Thanks to a travel grant from the CLS at Yale University, I was able to attend the annual MESA meeting held this year in Boston. During the meeting, I attended the following important sessions relevant to the teaching of Arabic as a Foreign Language in the US: Arabic Language Register: Ideologies and Practices; Evaluative Development of Curriculum Innovations in Teaching Arabic as a Second Language; and Teaching Arabic Variation: Linguistic Reality, Linguistic Dissonance, & Linguistic Choice.
The following is a summery of some of the presentations that I found to be important to our field.
1. Study Abroad Program Evaluations: Acculturation, Linguistic Proficiency and Diglossia
The results in this paper found that students who study abroad improve their intercultural competence. It was also found that students who studied a dialect before their study abroad program had an advantage in terms of perceived benefits at the end of their programs. Most of the subjects of this study disagreed that knowing MSA helped them interact with the host culture. In contrast, they reported that the more they interacted with native speakers in their dialect (spoken variety) the more confident and proficient they felt. The results of this study stress the importance of teaching dialect to learners of Arabic before they move to the native culture. However, the results of this study are based on self reports of proficiency.
2. Integrating Dialect with MSA
This paper advocated exposing Arabic learners from the beginning stage to more than one dialect. At the end of the semester, learners were mixing two dialects (Levantine and Egyptian) with MSA. This is unnatural since native speakers mix (if they choose to) only one dialect their native one with MSA.
3. Adapting Literature in Arabic Classrooms
The presenter showed that teachers have to be careful in using literary material in their classes. She was against using childrens’ books with college learners. Instead she advocates using real literary works (to enjoy their meaning and message) with minimum adaptation (changes) to maintain their aesthetics and message.
4. Arabic in Danger
This paper discussed the imagined threat to Arabic as discussed in Arabic media. Aljazeera TV advocates using pure MSA forms over dialect only or mixing, because the editor perceived dialects as a threat to Arabism/Islamist ideals. However, there might be practical reasons for this policy other than ideological ones, such as comprehensibility across Arab countries and the national status of the program and its host who may want to avoid regionalism.

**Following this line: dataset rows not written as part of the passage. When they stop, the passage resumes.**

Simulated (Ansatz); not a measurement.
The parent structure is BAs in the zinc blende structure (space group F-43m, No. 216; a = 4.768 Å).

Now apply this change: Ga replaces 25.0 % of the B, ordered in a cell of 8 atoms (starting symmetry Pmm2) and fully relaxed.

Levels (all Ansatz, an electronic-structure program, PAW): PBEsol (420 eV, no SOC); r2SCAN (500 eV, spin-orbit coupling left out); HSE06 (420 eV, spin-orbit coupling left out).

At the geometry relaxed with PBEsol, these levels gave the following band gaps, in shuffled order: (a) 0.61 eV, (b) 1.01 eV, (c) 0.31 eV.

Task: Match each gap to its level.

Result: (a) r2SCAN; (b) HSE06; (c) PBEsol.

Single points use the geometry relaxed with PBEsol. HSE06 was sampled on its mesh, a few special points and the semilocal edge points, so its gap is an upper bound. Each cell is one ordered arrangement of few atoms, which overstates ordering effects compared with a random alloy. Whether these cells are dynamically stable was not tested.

5. Teaching Arabic Variation
Four panelists discussed three different approaches to teaching AFL. The first view was to teach Colloquial first and MSA later. The second view was to integrate both Colloquial and MSA from the first day using Colloquial for oral communication and MSA for reading and writing. The third view was to start with MSA only and teach colloquial in the host country to which the student chooses to go to. All views were personal with anecdotal evidence. No one presented empirical data to either support their view or to disprove others. This remains a personal and sometimes entrenched ideological preference.
6. Yale Press workshop
The authors of three Arabic textbooks published by Yale University Press presented their works. I found this workshop very useful and the materials were very interesting. I was also able to ask questions about the underlying pedagogical rationale of these books.